Times newspaper gets a new size and a brand new look
Published: July 14, 2008 5:00 AMWelcome to the new look for the North Thompson Times. After over 30 years as a broadsheet, the newspaper has now adopted a tabloid format.
Actually, the look isn’t new. The Times started out as a tab in 1964. The original owners, Dave Berryman and family, printed it in Clearwater and their press could only accommodate the smaller format.
That continued when Frank and Christena Tonge took over. Frank can still tell horror stories about trying to get the newspaper out in -30 degree weather, with one side of him almost scorching from a red-hot heater and the other side freezing.
That all ended in September of 1977 when the Times started being printed in Kamloops. Instead of a weekly struggle to print the paper, Frank could drop off the cardboard layout sheets, go and have a cup of coffee, come back and the newspaper would be done.
The Kamloops press was set up for a broadsheet newspaper and so the Times became a broadsheet too.
Changing back to a tabloid will have several benefits for our readers, according to Times publisher Al Kirkwood.
The most obvious is that it’s easier to hold and to read than a broadsheet, he said.
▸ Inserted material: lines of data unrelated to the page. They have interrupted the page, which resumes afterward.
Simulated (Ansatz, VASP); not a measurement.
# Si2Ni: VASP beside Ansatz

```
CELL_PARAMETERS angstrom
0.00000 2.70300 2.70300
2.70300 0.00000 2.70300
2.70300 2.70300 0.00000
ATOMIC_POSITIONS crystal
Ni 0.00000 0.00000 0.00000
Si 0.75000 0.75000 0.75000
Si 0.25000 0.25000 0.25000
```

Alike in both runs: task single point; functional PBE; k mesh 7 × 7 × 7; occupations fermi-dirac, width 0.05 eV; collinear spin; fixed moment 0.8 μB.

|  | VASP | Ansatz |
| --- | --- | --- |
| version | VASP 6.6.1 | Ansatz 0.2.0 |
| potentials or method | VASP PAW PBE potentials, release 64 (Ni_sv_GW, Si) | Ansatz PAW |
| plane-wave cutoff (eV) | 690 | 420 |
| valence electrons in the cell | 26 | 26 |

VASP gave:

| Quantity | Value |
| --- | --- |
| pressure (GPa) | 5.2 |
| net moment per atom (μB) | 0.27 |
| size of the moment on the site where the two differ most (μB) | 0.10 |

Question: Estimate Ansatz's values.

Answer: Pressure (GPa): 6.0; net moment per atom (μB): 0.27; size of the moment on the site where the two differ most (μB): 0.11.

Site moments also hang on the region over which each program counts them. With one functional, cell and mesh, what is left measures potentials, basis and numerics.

More pages will mean there are more opportunities for color photographs and features.
People coming from other communities are accustomed to the tabloid format, said Kirkwood.
For example, nearly all the newspapers in the Interior division of Black Press are tabloids.
As far as the newspaper staff is concerned, having the pages half the size as before will make layout quicker and easier, even though the content and number of column inches remain the same.